Friday, December 17, 2021

Upcoming CLE – “80 Years Later: The Legacy of Japanese American Incarceration and Korematsu v. The United States”

On February 17, 2022, the Harris County Robert W. Hainsworth Law Library, in conjunction with Stop Repeating History, will present a free CLE entitled, “80 Years Later: The Legacy of Japanese American Incarceration and Korematsu v. The United States.” More information and registration information will be forthcoming in early 2022. In the meantime, read below for an overview of the historical background and procedural history of the Korematsu v. The United States court case as context for the February 17th CLE.

Historical Timeline

Procedural History of Fred Korematsu’s Court Case

Overturned Conviction, Abrogation, and Reparations

According to a United States Courts webpage: “In 1983, a pro bono legal team with new evidence re-opened the 40-year-old case in a federal district court on the basis of government misconduct. They showed that the government’s legal team had intentionally suppressed or destroyed evidence from government intelligence agencies reporting that Japanese Americans posed no military threat to the U.S. The official reports, including those from the FBI under J. Edgar Hoover, were not presented in court. On November 10, 1983, a federal judge overturned Korematsu’s conviction in the same San Francisco courthouse where he had been convicted as a young man.”

However, the holdings of Korematsu v. The United States, 323 U.S. 214 (1944), including the validity of Civilian Exclusion Order No. 34, remained the “law of the land” until the case was abrogated in 2018 by Trump v. Hawaii, 585 U.S. ___, 138 S.Ct. 2392, 201 L.Ed.2d 775.

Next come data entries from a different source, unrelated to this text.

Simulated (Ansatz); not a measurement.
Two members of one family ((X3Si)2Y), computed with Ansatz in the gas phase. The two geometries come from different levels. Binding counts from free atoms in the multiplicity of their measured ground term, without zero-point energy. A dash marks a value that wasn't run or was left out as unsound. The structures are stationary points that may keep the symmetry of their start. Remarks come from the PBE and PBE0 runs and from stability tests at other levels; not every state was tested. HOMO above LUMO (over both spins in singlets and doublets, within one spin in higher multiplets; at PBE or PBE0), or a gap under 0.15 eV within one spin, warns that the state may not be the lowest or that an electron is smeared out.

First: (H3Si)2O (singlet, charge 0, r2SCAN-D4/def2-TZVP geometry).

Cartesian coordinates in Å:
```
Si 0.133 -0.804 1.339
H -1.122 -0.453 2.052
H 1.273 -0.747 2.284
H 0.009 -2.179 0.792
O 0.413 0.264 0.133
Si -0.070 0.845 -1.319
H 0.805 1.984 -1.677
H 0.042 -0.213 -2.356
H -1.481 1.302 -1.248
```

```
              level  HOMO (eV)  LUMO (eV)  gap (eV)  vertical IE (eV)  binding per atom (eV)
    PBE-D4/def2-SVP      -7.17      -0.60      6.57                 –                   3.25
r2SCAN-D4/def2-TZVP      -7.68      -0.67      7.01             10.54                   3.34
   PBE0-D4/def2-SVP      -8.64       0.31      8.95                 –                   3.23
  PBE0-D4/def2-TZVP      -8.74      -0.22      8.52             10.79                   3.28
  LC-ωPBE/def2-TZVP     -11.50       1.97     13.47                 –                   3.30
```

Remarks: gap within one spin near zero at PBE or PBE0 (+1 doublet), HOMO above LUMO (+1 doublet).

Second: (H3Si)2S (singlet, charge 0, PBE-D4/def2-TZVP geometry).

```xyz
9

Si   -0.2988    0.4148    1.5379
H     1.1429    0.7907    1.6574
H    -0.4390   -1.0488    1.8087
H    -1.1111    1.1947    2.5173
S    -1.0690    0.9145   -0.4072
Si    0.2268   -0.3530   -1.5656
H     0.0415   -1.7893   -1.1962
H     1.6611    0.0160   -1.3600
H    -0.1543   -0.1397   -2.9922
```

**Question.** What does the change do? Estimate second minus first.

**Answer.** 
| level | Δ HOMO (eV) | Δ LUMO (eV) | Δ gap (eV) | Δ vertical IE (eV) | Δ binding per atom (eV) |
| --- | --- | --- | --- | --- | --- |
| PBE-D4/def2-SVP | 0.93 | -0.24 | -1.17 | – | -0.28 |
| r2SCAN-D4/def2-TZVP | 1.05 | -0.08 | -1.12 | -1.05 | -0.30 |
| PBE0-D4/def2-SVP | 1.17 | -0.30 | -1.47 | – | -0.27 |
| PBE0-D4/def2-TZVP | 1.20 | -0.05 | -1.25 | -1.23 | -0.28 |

As a final note, on August 10, 1988, the Civil Liberties Act of 1988 became law, in part to acknowledge and apologize for “the fundamental injustice of the evacuation, relocation, and internment of United States citizens and permanent resident aliens of Japanese ancestry during World War II.” The Act also made provisions for potentially pardoning those convicted of violating exclusion orders, as well as authorized the payment of $20,000 per eligible individual “for the restitution of any position, status, or entitlement lost in whole or in part because of any discriminatory act of the United States government against such individual which was based upon the individual’s Japanese ancestry and which occurred during the evacuation, relocation, and internment period.”